T-sql – TSQL – Bringing Data Together from Different Sources …refactoring PK and FKs

stored-procedurest-sql

I have various offices and one central head office. Each office has its own SQL Server instance so each office has its own data set with its own set of IDs.

Each office has already imported data into the head office and stored the data on a set of STAGING_Tables that look like this.

DECLARE @STAGING_COUNTRY TABLE
(
  Original_CountryID INT NOT NULL, 
  OfficeID VARCHAR(10) NOT NULL,
  Data VARCHAR(200) NOT NULL
);

DECLARE @STAGING_CITY TABLE
(
  Original_CityID INT NOT NULL, 
  Original_CountryID_FK INT NOT NULL, 
  OfficeID VARCHAR(10) NOT NULL,
  OtherData VARCHAR(100) NOT NULL
);

STAGING_COUNTRY has the original ID of each row (which off course will be duplicated since each office will have ID=1 for the 1st row on their Country table) and also has a unique OfficeID value that together with the Original_CountryID ..makes a unique value.

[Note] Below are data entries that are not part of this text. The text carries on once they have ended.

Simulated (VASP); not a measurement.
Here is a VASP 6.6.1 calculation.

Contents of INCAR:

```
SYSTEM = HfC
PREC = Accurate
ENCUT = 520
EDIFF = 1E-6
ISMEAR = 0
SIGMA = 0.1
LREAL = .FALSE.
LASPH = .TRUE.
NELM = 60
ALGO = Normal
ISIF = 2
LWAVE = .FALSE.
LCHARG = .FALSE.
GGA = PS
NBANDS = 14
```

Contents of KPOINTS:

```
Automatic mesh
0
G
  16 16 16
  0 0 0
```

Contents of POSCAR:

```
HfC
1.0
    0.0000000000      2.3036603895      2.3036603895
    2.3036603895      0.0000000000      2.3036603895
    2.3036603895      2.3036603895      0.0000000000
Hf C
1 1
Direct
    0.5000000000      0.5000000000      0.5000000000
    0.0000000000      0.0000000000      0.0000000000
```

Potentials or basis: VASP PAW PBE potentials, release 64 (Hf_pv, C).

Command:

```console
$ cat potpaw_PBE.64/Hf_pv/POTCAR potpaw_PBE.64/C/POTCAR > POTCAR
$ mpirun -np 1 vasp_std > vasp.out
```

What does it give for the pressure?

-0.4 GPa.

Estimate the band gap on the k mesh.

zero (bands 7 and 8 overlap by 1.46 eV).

STAGING_CITY has also the original ID of each row, the unique OfficeID value that represent each office and in this case a FK to CountryID, (but of course at this point we have a reference to the Original_CountryID ..that in conjunction with the office ID could be identified).

Let's add some dummy rows:

/* ADD DUMMY VALUES TO STAGING_COUNTRY */ 
INSERT INTO @STAGING_COUNTRY
(Original_CountryID, OfficeID, Data) VALUES  (1, 'Office1', 'USA')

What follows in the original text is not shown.